Gazans Feeling Recoil Of Terrorist Attacks on Israel
This article is from the archive of The New York Sun before the launch of its new website in 2022. The Sun has neither altered nor updated such articles but will seek to correct any errors, mis-categorizations or other problems introduced during transfer.

BEIT HANOUN, Gaza Strip — Mohammed Wahdan, a 20-year-old Palestinian Arab farmer, waited until his mother’s four-day funeral had ended, until the last mourner had left his family’s crumbling farmhouse on the edge of the Gaza Strip.
Then he picked up an ax and walked out to the family’s orange grove. The trees, then full of bright fruit, overlooked fields that rolled down to a cluster of white houses in the distance, their outlines fuzzy in the winter mist.
Mr. Wahdan chopped into the dozen or so orange trees, part of his family’s livelihood, sending them to the ground, one by one. Palestinian Arab gunmen — members of Hamas, the armed movement that controls Gaza, and other groups — had used the cover offered by the orange grove to launch rockets at the Israeli town of Sderot, the white houses at the edge of Mr. Wahdan’s fields.
When the fighters came one morning last month, the Wahdan family pleaded with them to think of the Israeli return fire that the rockets often drew. “There are women in the house, there are children,” Mr. Wahdan recalled telling them. “You run away, but if the Israeli planes come, where do we go?”
But the gunmen went on as planned, the Wahdan family said. When the fighters came back that afternoon to launch rockets that had failed to fire the first time, Khadra, Mohammed’s 54-year-old mother, was rolling dough in the kitchen. She ran out to shout at the fighters.
Khadra made it to the gate of the family courtyard when an Israeli shell hit. Shrapnel killed her and the family’s 15-year-old hired farmhand.
“Her last words were, ‘Go away,'” Mohammed Wahdan said.

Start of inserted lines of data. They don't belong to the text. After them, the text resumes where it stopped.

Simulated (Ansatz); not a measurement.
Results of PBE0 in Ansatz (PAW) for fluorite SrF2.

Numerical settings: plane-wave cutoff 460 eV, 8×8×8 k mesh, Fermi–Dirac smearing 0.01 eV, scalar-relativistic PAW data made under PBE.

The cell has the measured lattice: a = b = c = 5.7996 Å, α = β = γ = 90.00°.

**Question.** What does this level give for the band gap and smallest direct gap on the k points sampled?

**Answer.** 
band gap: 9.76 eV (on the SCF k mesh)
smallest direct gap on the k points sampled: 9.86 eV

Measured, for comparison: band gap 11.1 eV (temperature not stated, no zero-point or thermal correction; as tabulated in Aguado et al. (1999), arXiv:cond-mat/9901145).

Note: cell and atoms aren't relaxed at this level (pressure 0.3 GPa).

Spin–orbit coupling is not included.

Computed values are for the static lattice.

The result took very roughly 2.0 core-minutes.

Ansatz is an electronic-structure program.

Across Gaza, public weariness has grown alongside the mounting hardships caused by Hamas’s conflict with Israel.
Sealed from the rest of the world by the border barriers and checkpoints of its neighbors, Gaza is a gray, rubble-filled place where people trudge through the increasingly difficult business of daily life.
Last month, when Hamas called a march through Gaza City to protest Israeli economic restrictions on the Palestinian territory, officials resorted to putting Palestinian flags in the hands of young boys to bolster the ranks of their rally. Many Gazans, hurrying from shop to shop to stockpile goods, barely registered the rally, where Hamas men in austere black cloth coats towered over streams of roughhousing boys.
Since Hamas took control of the Gaza Strip in June, routing the Fatah movement that had been its partner in a Palestinian power-sharing government, Israel and Egypt have greatly restricted traffic in and out of the territory. Israel and America consider Hamas a terrorist movement.
Tension between Israel and Hamas spiked last month. On January 15, Israel sent ground troops, tanks, helicopters, and fighter jets to Gaza to push back the rocket crews, in the heaviest fighting in Gaza in a year. At least 19 people died, including the son of a senior Hamas leader, Mahmoud Zahar. Hamas pledged intensified violence against Israel. Rocket attacks surged to dozens on some days. Early this month, Hamas renewed suicide attacks in Israel for the first time since 2004.